Grootfontein Agricultural Development Institute

Private Bag X 529, MIDDELBURG 5900

 


Introduction

A benchmark for the estimation of the grazing capacities for different sites in the Nama-Karoo is described. The Nama-Karoo is one of seven biomes into which the 70 Veld Types (Acocks 1988) describing the vegetation of South Africa can be grouped (Hoffman 1966; Rutherford & Westfall 1986). This benchmark consists of rotationally grazed plains which is in a relatively stable condition, with a good species composition. The site is situated on the Boesmanskop portion of Grootfontein Agricultural Development Institute’s experimental farm, in the Middelburg District. Veld condition indices are proposed to be used in conjunction with botanical veld condition surveys of different sites, together with the different sets of index values ascribed to the plant species which are available at the moment. With the method of computation of the veld condition index, it is possible to estimate reasonably accurately the current grazing capacity applicable to the surveyed sample site, although it is still necessary to treat this circumspectly.

 

Background

During the late 1970's and early 1980's there was a tremendous countrywide interest in describing methods by which current grazing capacities for different sites in the veld could be estimated. The methods that were described in the Karoo Region (Vorster 1982), the Free State Region (Fourie & Visagie 1985)and in the Natal Region (Tainton, Foran & Booysen 1978; Tainton, Edwards & Mentis 1980) were largely based on succession theory as described by Dyksterhuis (1949). The benchmark concept was adopted by all the Agricultural Development Regions to serve as a basis with which different veld sample sites could be compared and, the relative health of the veld described, as seen from the animal grazing standpoint. Although there were marked similarities in the approaches followed by the different regions, the Karoo Region deviated slightly from the other regions in the proposed surveying methods and in the method of comparing different sites to the benchmark.

 

The Karoo benchmark

At that time, a committee consisting of pasture research officers, extension officers and leading small stock farmers from the district gathered at Grootfontein and inspected the veld at Boesmanskop, in order to estimate the grazing capacity of this portion of the Karoo plains. There was general consensus that one producing merino ewe could be carried year round on two morgen of veld in this condition. Botanical veld condition surveys were carried out and, from the species encountered and using the index values, a value of around 600 to 800 was computed for this site. This value was the veld condition index of the site and indicated the state of health of the site and its potential to provide forage on a sustainable basis to grazing animals. The index values which were used to arrive at this value, were the ecological index values proposed by Vorster (1982), e.g.
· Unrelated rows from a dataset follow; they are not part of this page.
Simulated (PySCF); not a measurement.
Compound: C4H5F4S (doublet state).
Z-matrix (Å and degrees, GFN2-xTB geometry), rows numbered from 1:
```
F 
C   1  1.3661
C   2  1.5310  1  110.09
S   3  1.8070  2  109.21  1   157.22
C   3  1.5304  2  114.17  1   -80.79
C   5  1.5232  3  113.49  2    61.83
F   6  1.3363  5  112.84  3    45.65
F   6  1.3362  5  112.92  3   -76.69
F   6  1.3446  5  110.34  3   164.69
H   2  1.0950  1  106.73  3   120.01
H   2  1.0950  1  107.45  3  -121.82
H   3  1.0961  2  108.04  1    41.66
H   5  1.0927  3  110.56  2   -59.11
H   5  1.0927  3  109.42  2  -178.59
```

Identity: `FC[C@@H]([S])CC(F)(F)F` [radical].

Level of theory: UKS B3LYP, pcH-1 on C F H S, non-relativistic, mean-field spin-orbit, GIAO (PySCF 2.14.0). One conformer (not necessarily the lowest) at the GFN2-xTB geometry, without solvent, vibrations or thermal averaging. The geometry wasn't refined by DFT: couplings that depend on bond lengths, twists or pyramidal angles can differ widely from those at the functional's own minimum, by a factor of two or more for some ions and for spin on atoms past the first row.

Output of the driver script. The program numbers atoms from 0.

Since this exercise took place countrywide, pasture and animal scientists were involved in defining the grazing capacity norms applicable to different agro-ecological areas in the country. The grazing capacity norms were defined in terms of large stock units (Meissner et al. 1983). This action necessitated adjustments to be made, in order to express the grazing capacity of the Boesmanskop benchmark site in terms of large stock units per hectare. Thus when carrying out a veld condition survey on an unknown sample of veld, the veld condition index arrived at was divided into the value previously decided on by the committee, i.e. 650. The resultant answer then represented a grazing capacity of X morgen per small stock unit and this value had to be adjusted to obtain a value expressing the grazing capacity of the unknown sample of veld in terms of the defined large stock unit per hectare. The correction factor subsequently decided on was 7.14, this adjustment was necessary in order to change the number of producing merino ewes per morgen (from the original estimate) to the number of producing merino ewes equivalent to one large stock unit per hectare on this benchmark veld.

Revising the ecological index values

However, at approximately the same time questions were asked about the appropriateness of classifying all the climax grasses as 10-point plants. For example, Themeda triandra in the eastern high rainfall Nama-Karoo is a much more luxuriant grass with a much higher production potential than for instance Stipagrostis obtusa of the low rainfall Bushmanland. Hence, the use of an index value of 10 for Stipagrostis, led to a gross over-estimation of the grazing capacity in the Arid Karoo and Bushmanland where this grass dominates the vegetation. Research effort was subsequently focused on estimating index values for different plants which were deemed to be more in line with their productivity and grazing value.

Subjective grazing index values

Since it became obvious that the research action embarked on would take some time, a committee was formed to subjectively arrive at more appropriate index values for those plants commonly sampled when doing botanical veld condition surveys, to be used in the interim (Du Toit et al. 1995).

The following features of the plant species were considered by the committee members in arriving at a value for the specific species which was deemed to describe its grazing value to the animal, e.g.

This action led to a continuous series of index values for the Karoo subshrubs (Table 1) and grasses (Table 2). From the tables it is clear that the estimated index values of the individual species in a specific genus demonstrate their close relationships with each other much more clearly, than was the case with the ecological index values used previously. The different subjectively estimated grazing index values for a specific genus also describe a smoother series than was the case with the older disjunct series of ecological index values.

Objective grazing index values

The objectively estimated grazing index values were published eventually (Du Toit 1997, Du Toit 2000a; Du Toit 2000b). It was reasoned that these index values estimated the grazing values of the different plant species more realistically than did the previous models proposed by Vorster (1982) and Du Toit et al. (1995). From the model that was proposed to estimate the index values for the different plant species, it can be seen that the size of the plants play an important role; this aspect is also an important factor to bear in mind when conducting line-point botanical surveys. Larger plants will contribute more strikes during the survey and will presumably also produce and provide more available forage to the grazing animals. The higher volume of nutritious available forage, gleaned from the total digestible nutrient content of the species, is another important aspect to bear in mind. The model is user friendly since the size and available forage measurements were carried out in paddocks subject to grazing.

Repeated botanical line-point surveys carried out in paddocks before and after grazing has taken place, will provide a reliable indication of the current grazing capacity of the paddock. The total digestible nutrient content rates the grazing value of the grasses and subshrubs relative to each other.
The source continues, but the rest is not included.